Simply preaching In a recent interview with Tullian Tchividjian, he recommended that young pastors learn to “Comprehend high and communicate low.”  For pastors and theologians that give their live to studying a library of complicated theological works, this can be difficult.

We’ve all experienced at some point or another being in a conversation with somebody that knows so much about something that it seems like they are talking in a foreign language.

It happens when pre-teens start talking about Minecraft.  A bunch of pre-teens gather around talking about their servers, texture packs, briefing, or something else that I really don’t understand.

Meanwhile you are standing there like, “So you build stuff?"

This happens to me whenever I get my car fixed.  The professionals know so much about cars that an ordinary person like myself cannot understand anything beyond “It is going to cost $500 because it is broke.”
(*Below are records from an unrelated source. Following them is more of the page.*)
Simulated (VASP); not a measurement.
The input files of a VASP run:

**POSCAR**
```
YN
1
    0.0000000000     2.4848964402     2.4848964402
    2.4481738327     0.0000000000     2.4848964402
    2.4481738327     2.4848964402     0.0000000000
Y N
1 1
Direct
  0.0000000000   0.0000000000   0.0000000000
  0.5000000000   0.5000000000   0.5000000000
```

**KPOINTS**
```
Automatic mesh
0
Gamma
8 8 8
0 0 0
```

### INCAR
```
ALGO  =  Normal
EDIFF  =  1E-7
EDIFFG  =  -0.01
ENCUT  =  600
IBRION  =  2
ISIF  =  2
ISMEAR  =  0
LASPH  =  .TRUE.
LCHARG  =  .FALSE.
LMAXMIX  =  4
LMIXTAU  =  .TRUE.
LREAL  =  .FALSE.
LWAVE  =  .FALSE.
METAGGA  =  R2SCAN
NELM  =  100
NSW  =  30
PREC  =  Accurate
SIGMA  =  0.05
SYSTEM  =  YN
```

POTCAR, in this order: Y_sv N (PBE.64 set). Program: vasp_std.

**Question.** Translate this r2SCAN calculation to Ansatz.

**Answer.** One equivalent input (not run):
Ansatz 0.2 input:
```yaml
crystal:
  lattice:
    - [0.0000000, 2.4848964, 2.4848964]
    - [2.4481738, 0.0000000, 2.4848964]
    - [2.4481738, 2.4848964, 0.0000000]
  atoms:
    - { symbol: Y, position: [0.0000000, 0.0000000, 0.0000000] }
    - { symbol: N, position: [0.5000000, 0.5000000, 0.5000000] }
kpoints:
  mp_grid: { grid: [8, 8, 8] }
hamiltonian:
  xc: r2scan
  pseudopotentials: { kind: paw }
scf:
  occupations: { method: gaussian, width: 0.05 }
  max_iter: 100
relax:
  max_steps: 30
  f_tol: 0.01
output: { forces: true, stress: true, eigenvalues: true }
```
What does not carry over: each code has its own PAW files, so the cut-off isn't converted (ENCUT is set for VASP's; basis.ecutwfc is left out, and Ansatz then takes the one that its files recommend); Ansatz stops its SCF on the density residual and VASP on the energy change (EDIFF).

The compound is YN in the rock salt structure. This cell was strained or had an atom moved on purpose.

As preachers, we eat, sleep, and breathe theological works.  We love to read books by guys who are dead and wrote brilliantly hundreds of years ago.  We love to listen to other preachers and understand how they proclaim the Word and find out what books they are reading and who they are learning from.

But the people we preach to aren’t in the same boat.  I’m not preaching to seminarians or professors.  I’m not preaching to theological connoisseurs who treat their preachers like tasting a fine-wine; I’m preaching to ordinary people who are looking for a sermon in a language that they can understand with a theology that matters for the life they live.

Martin Luther said it this way:

“To preach plain and simple is a great art: Christ himself talks of tilling ground, of mustard seed, etc; he uses altogether homely and similitudes.  Cursed are all preachers that in the church aim at high and hard things, and neglecting the saving health of the poor unlearned people, seek their own honor and praise…When I preach, I sink myself deep down.  I regard neither Doctors or Magistrates, of whom, are here in this church above forty; but I have my eye to the multitude of young people, children, and servants, of whome are more than 2000.  I preach to those.”  - Martin Luther

I pray that the more I learn and study theology, the harder I work to translate the truth of God’s word into the language of the people I serve.  In the words of JI Packer, my hope is that I would learn to “Feed sheep, not giraffes."